VIFSelector¶

class paralytics.VIFSelector(thresh=5.0, impute=False, impute_method='mean', fit_intercept=True, verbose=0)[source]¶

Bases: sklearn.base.BaseEstimator, sklearn.base.TransformerMixin

Makes feature selection based on Variance Inflation Factor.

Calculates Variance Inflation Factor for a given dataset, in each iteration discarding the variable with the highest VIF value and repeats this process until it is not below the declared threshold.

Parameters

thresh: float, optional (default=5.0): Threshold value after which further rejection of variables is discontinued.
impute: boolean, optional (default=False): Declares whether missing values imputation should be performed.
impute_method: string, optional (default=”mean”): Declares numerical imputation method for the paralytics.preprocessing.Imputer.
fit_intercept: bool, optional (default=True): Specifies if the constant (a.k.a. bias or intercept) should be added to the decision functions.
verbose: int, optional (default=0): Controls verbosity of output. If 0 there is no output, if 1 displays

See also

paralytics.preprocessing.Imputer

References

[1] Ffisegydd, sklearn multicollinearity class, 2017

Attributes

imputer_: estimator: The estimator by means of which missing values imputation is performed.
viffed_cols_: list: List of features from a given dataset that exceeded thresh.
kept_cols_: list: List of features that left after the vif procedure.

Methods Summary

`fit`(self, X[, y])	Fits columns with a VIF value exceeding the threshold.
`transform`(self, X)	Apply feature selection based on Variance Inflation Factor.

Methods Documentation

fit(self, X, y=None)[source]¶

Fits columns with a VIF value exceeding the threshold.

If specified, fits the imputer on X.

Parameters

X: DataFrame, shape = (n_samples, n_features): Input data, where n_samples is the number of samples and n_features is the number of features.l

Returns

self: object: Returns the instance itself.

transform(self, X)[source]¶

Apply feature selection based on Variance Inflation Factor.

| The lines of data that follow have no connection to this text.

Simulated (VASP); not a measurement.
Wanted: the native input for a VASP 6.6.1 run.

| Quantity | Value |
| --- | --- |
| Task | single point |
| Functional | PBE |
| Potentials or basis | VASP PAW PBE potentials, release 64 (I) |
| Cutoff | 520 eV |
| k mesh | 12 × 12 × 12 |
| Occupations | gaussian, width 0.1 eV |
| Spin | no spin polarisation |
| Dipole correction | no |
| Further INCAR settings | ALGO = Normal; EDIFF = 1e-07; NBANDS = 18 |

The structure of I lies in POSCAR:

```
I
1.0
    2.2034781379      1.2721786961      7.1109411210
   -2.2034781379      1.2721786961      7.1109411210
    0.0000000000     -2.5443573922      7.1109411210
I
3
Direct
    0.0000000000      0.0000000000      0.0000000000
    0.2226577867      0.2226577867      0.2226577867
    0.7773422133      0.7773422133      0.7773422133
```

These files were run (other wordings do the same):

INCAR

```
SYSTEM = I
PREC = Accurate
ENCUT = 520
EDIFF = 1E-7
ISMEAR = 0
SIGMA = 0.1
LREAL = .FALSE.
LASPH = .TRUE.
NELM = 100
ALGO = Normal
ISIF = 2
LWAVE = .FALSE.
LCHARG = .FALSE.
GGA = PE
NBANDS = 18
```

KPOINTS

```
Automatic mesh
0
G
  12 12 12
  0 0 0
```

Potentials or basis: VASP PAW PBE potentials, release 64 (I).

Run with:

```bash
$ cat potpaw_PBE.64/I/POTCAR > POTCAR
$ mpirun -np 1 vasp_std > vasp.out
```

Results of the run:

Until the maximum VIF in the given dataset does not exceed the declared threshold, in every iteration independent variables’ VIF values are calculated and the variable with the highest VIF value is removed.

Parameters

X: DataFrame, shape = (n_samples, n_features): Input data on which variables elimination will be applied.

Returns

X_new: DataFrame, shape = (n_samples, n_features_new): X data with variables remaining after applying feature elimination.